Newsday
February 2, 2001

Too Much Jitterbuggy Gusto? Great!
by Sylviane Gold

You know you're in the New Victory Theater, you know you're sitting down, you know you're safe. Still, when a member of Buglisi / Foreman Dance strides toward you, you want to get out of the way. These performers mean business when they merely walk; you can imagine what happens when they dance.

Of course, it's better not to imagine at all, and to go this weekend to see for yourself the deep, rich, utterly satisfying program being presented by this remarkable troupe, founded in 1994 by four veterans of the Martha Graham Company. The 17-member Buglisi / Foreman is one of those ensembles - and there aren't many around - where you will be rewarded no matter which dancer your eye happens to fall on. That dancer will be exquisitely costumed in a setting that someone has thought about. The music, whether taped, live or a combination of both, will be worth listening to on its own. And the repertory, provided by the founding choreographers, Jacqulyn Buglisi and Donlin Foreman, will engage the mind and emotions as well as indulge the senses.

The evening gets off to a roaringly theatrical start with Buglisi's homage to Sarah Bernhardt - and by extension to all those other divas from the "we – had – faces school of performing. As danced by the unfailingly compelling Terese Capucilli, Bernhardt is a cross between Graham and Gloria Swanson, with some Auntie Mame thrown in. The piece probably gives us a little too much of a good thing, but it perfectly sets the tone for what is to come: charisma, charisma, and more charisma.

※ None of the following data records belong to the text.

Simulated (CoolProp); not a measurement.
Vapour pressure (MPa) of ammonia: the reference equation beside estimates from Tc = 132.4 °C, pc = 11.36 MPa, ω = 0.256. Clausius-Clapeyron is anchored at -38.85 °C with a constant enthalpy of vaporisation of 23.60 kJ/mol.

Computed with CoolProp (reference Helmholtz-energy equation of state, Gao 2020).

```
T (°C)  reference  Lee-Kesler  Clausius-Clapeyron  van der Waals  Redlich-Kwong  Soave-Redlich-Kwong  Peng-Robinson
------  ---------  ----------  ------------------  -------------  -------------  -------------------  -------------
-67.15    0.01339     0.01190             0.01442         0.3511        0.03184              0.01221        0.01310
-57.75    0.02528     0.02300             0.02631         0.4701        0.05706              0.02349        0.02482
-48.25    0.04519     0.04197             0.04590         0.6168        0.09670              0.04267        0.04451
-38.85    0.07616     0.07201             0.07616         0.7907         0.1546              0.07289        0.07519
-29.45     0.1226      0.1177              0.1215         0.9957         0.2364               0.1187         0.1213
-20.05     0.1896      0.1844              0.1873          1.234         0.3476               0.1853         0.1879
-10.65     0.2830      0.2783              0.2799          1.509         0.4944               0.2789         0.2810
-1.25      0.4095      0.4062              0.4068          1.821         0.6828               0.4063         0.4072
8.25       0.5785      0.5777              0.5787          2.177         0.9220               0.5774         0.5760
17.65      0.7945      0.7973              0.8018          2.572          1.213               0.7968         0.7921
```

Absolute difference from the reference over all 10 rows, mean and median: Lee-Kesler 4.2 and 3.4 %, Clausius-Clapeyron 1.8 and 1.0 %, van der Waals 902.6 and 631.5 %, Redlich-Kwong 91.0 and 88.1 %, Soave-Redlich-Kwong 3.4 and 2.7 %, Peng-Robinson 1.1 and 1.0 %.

It's there in spades in the two works from last year, Foreman's magnificent and affecting "Suite; Arms Around Me" and Buglisi's haunted and mysterious "Suspended Women.” And it shows up in different ways in the two premieres on the program, Buglisi's "Sand" and Foreman's "Mean Ole World." The first, set to segments of a string quartet by Philip Glass, is a dance for three couples inspired, according to the program note, by "the beauty of the desert and the soil of the earth we so cherish." It has a stunning set of dappled, cement-hued hangings by the artist Jacobo Borges; streaky, dusty-looking costumes by A. Christina Giannini, and smoky lighting effects by Clifton Taylor. The choreography, full of difficult, intricate lifts and precarious balances, is brilliantly performed (by Christine Dakin and Stephen Pier in particular). But it never quite lives up to the evocative power of its surroundings.

"Mean Ole World" is set to Lisa DeSpain's intoxicating jazz score, played live by the six-man combo Catfish Corner, and the stage is bare except for the soft lighting of Jack Mehler. For the piece's seven women, Elisa Jimenez has concocted sexy dresses of satin and velvet in an array of winey colors; the three men wear earth tones. And the dancers dig into Foreman's crisp struts and jitterbuggy moves with so much gusto that, well, you'll want to step aside.